The Catalyst Magazine Makes an Innovative Return


Ivy Kuo

The Catalyst, a student-run literary arts magazine here at the University of California, Santa Barbara, is facing an exciting revival after its 2007 departure.

The Catalyst’s website defines the word catalyst as “an agent that stimulates a reaction, development, or change,” and tidal waves of change is exactly what the innovative magazine will be bringing to the literary and arts world.

“The Catalyst is a creative and academic bridge. It’s a new genre we’re trying to field,” said Natalie O’Brien, a third-year English major and editor-in-chief of the magazine.

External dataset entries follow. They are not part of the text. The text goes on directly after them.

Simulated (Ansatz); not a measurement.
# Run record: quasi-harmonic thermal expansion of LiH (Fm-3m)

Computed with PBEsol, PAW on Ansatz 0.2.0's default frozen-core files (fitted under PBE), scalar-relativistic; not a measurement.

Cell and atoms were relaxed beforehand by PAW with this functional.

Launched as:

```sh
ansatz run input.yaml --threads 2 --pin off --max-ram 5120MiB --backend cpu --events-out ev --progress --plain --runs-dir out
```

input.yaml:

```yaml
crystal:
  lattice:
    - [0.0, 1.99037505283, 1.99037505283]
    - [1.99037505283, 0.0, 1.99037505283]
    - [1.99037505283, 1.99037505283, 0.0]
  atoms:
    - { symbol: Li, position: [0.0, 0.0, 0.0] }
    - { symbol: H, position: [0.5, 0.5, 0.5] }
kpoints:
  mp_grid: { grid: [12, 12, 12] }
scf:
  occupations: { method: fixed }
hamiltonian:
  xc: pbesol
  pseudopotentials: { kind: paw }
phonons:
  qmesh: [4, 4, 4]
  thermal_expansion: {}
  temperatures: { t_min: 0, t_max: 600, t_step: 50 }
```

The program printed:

The Catalyst’s first quarterly issue, “Reactions,” will be released in January 2014. It will be a collaborative piece that primarily includes poetry, short stories, prose, illustrations, and photography. These student-submitted works of art will be handcrafted by the magazine’s layout editors into aesthetically pleasing collages. The Catalyst is shedding its old image as a magazine of purely black-and-white text by embracing vibrant photography paired with artistically written and creatively arranged essays.

“I want it to be a book of art, a place that gives students the opportunity to make their work visible to the world,” said O’Brien.

“Reactions” will feature different mediums of writing, art, and photography that interrelate and work together. The issue is divided into various sections, each with its own artistic theme. The works of art not only respond to the topic but also correspond with one another. For example, you might find a student’s band lyrics next to a memoir created through a series of haikus, or you may read a poem written as a response to the photograph beside it.

“Everything in this issue responds to something else,” said O’Brien. “That’s why it’s called ‘Reactions.’”

Various genres of art meld together in this pioneering magazine, a culmination of numerous artistic and literary forms collaborating seamlessly.

“We’re trying to draw from different communities to create a common ground where the artistic, creative, and literary minds can connect,” said O’Brien.

However, The Catalyst isn’t limiting its impact on UCSB’s cultural scene to just the use of the printed word. It’ll be hosting the Reactions Film Festival, free to all students, on Thursday, Nov. 21, in IV Theater. The deadline for student submissions of films — pieces up to five minutes long that respond to the definition of “catalyst” — is Nov. 8. There will also be a student art gallery, where student art can be submitted to be displayed and sold.

The magazine will also be making its way into the digital world; the website,, will soon be hosting an online bulletin board informing UCSB students of local arts and humanities events. The site will also boast a multimedia section featuring student bands and films. Currently, the website hosts the 15-page preview of “Reactions,” which O’Brien and Layout Editor Julia Marsh have put together to illustrate their vision.

Whatever form of art you’re interested in, there’s no doubt that you can easily find an artistic endeavor that suits you: whether it’s picking up a free copy of the beautifully crafted art magazine at the launch party in January, attending the Reactions Film Festival, visiting the website, or submitting your own work online. The Catalyst provides an innovative presence in the the world of university magazines, as well as those of art, literature, and film.

“The Catalyst is truly its own definition,” O’Brien said, proudly. “It’s making changes in the community and in people’s lives. A catalyst itself doesn’t transform, but it does change everything around it.”